Those cases became Brown for tactical, not technical reasons. If the five cases were listed alphabetically, it would have been called Belton, because the Delaware case was Belton v. Gebhart. If it had been named for the first one filed, it would have been called Briggs. Briggs v. Elliott was filed in South Carolina on May 16, 1950 – six months before Bolling v. Sharpe, coming from the District of Columbia, nine months before Brown, twelve months before Davis in Virginia, and 14 months before Belton.
The heroic events leading to Brown got started when Reverend J. A. DeLaine accepted a challenge issued to him and others attending a 1947 meeting on the campus of Allen University in Columbia, and returned to Clarendon County and started organizing. His efforts led to a 1948 lawsuit filed by Levi Pearson asking that black children be provided school buses as the county was doing for white kids. At the time, black children were walking nine miles one-way to attend school. Pearson was thrown out on a technicality.
In 1949, DeLaine and a group of parents met in the home of Harry and Eliza Briggs to sign a petition to which the school refused to respond. Mr. Harry Briggs, a filling station attendant, was fired and his wife Eliza lost her job at a local hotel. Reverend Delaine’s church was set on fire, and his home shot into by vigilantes. When he fought back a warrant was issued for his arrest. He was smuggled out of the state for his safety.
On May 17, 1954, the United States Supreme Court declared, “Separate but equal” unconstitutional.
Shortly after his inauguration in 1971, Governor John West received a letter from Reverend DeLaine asking that he be allowed to return to South Carolina to live out his remaining years. As a member of Governor West’s staff, I was tasked with getting it done in a manner that would close this sordid chapter in our history and usher in a new beginning for the State of South Carolina. We failed because one of the people who signed the warrant was still living and refused to relent. Reverend DeLaine died and is buried in Charlotte, North Carolina.
In three months, a case will be argued in the same courtroom where Briggs began. In South Carolina today, the State accepts that it should provide a public education, but not necessarily an adequate education. School districts with higher percentages of African American students have $313 fewer State and local dollars per student than school districts with low levels of African Americans. This inequity translates into a gap of $8,000 a year per classroom and more than $1 million a year per school. That tells the story.

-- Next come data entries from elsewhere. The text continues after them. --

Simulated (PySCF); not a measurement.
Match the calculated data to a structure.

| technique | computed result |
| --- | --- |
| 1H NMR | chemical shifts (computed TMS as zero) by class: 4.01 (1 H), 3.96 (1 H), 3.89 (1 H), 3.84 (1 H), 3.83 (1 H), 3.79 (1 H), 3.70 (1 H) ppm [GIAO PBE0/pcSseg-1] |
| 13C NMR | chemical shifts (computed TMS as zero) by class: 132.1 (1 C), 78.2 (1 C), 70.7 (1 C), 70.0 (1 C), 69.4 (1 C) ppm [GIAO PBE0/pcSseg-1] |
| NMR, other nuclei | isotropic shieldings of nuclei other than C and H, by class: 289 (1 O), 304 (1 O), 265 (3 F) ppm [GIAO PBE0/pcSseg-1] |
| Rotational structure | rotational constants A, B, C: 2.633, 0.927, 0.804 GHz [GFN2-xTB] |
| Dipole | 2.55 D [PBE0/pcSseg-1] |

Equal educational opportunities have not come to South Carolina yet. Hopefully, this case will be decided in a manner and in time to celebrate the 50th anniversary of Brown, with equity and fairness in Clarendon County and South Carolina.
Today, stately pictures of Ms. Briggs and other principals in Briggs greet visitors to my Washington office, and as long as I serve, they will occupy a prominent place in my office. Gestures of honor, like my office display or more publicly, the new park in Topeka, Kansas, are meaningful and appropriated. But fulfilling the legal obligation to end “separate but equal” would be the ultimate honor for the brave men and women who sacrificed everything to insure their children and future generations receive a quality education.